The Power of Routine Maintenance
February 21, 2011
We humans are novelty-seeking creatures. We are attracted to anything that is new and exciting. Some new tools and new ideas can revolutionize your sales efforts and produce new and exciting results; they are worth looking into. However, much of what you need to do to succeed in sales is simple, disciplined, routine maintenance.
There is a difference between disciplines and goals. There is a difference between activity and effectiveness. Activity that is taken sporadically produces sporadic results. Disciplined, routine maintenance is not sporadic and produces predictable results—especially over the long term.
The Routine Maintenance of Prospecting
The laws of the sales universe are such that the more desperate you are to fill your pipeline with new opportunities, the more difficult it is too achieve that outcome.
The routine maintenance of building and maintaining your sales pipeline is daily prospecting. No opportunity is ever closed that isn’t first opened, and you must continually open new relationships. It is an activity that, to produce great results, needs to be approached as a daily, disciplined routine.
Prospecting sporadically produces stress, missed commitments, and the desperation that leads to taking something less than your dream client. The power of prospecting day after day, week after week, and month after month is that it produces a pipeline of opportunities.
The Routine Maintenance of Nurturing
To succeed in sales you need to develop the relationships that you need to win before you need them.
Nurturing your dream clients, while being perhaps the most important activity you can take towards your success, is never urgent. There is no way to cram relationships, and there is no way to cram trust. These things take a careful, determined, and active patience.

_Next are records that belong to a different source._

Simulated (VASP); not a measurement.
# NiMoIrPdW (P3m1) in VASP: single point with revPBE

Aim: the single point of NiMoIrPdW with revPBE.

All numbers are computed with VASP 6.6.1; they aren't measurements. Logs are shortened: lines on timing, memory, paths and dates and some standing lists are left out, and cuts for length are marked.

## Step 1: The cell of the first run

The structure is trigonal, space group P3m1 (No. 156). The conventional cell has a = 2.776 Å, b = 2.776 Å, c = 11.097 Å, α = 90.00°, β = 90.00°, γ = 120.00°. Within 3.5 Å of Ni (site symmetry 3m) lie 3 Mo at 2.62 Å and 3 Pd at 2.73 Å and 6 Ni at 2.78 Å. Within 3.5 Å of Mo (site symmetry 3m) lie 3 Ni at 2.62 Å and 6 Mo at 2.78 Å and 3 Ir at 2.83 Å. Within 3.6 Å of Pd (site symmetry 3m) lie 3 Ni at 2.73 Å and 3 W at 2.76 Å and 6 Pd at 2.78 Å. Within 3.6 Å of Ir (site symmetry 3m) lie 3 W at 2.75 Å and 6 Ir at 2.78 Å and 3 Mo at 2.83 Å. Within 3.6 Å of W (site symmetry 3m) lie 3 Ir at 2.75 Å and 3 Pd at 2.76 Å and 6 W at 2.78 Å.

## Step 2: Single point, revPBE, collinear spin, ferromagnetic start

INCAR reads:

Nurturing relationships, like prospecting, isn’t an activity that can be taken sporadically and produce predictable results. The power of nurturing as a routine maintenance is that it builds trust and the relationships you need before you need them.
The Routine Maintenance of Existing Client Relationships
You made promises to your existing clients when they were just a dream. You have kept those promises. But resting on your laurels is a recipe for disaster.
When your client’s needs change, or when their world throws something unexpected at them, you need to be there to help them overcome the obstacles or capitalize on the opportunities. Not being there, and not proactively working to anticipate and adapt to their changing needs allows dissatisfaction to creep in—the same kind of dissatisfaction that created the opportunity that brought your dream client to you.
The power of the routine maintenance of your existing clients is that it demonstrates that you care enough to walk your talk, and that you are a proactive partner for the long term.
Take care of the daily routine maintenance and let the routine daily maintenance take care of you.
Questions
What are the daily, weekly, monthly, and quarterly routines that you need to run in order to be successful?
What are the challenges to doing the routine maintenance that produces the results that you need?
What are the unhealthy, time-stealing routines that you run daily, but that limit your effectiveness?
What routines would recommend to other salespeople that would make them more effective?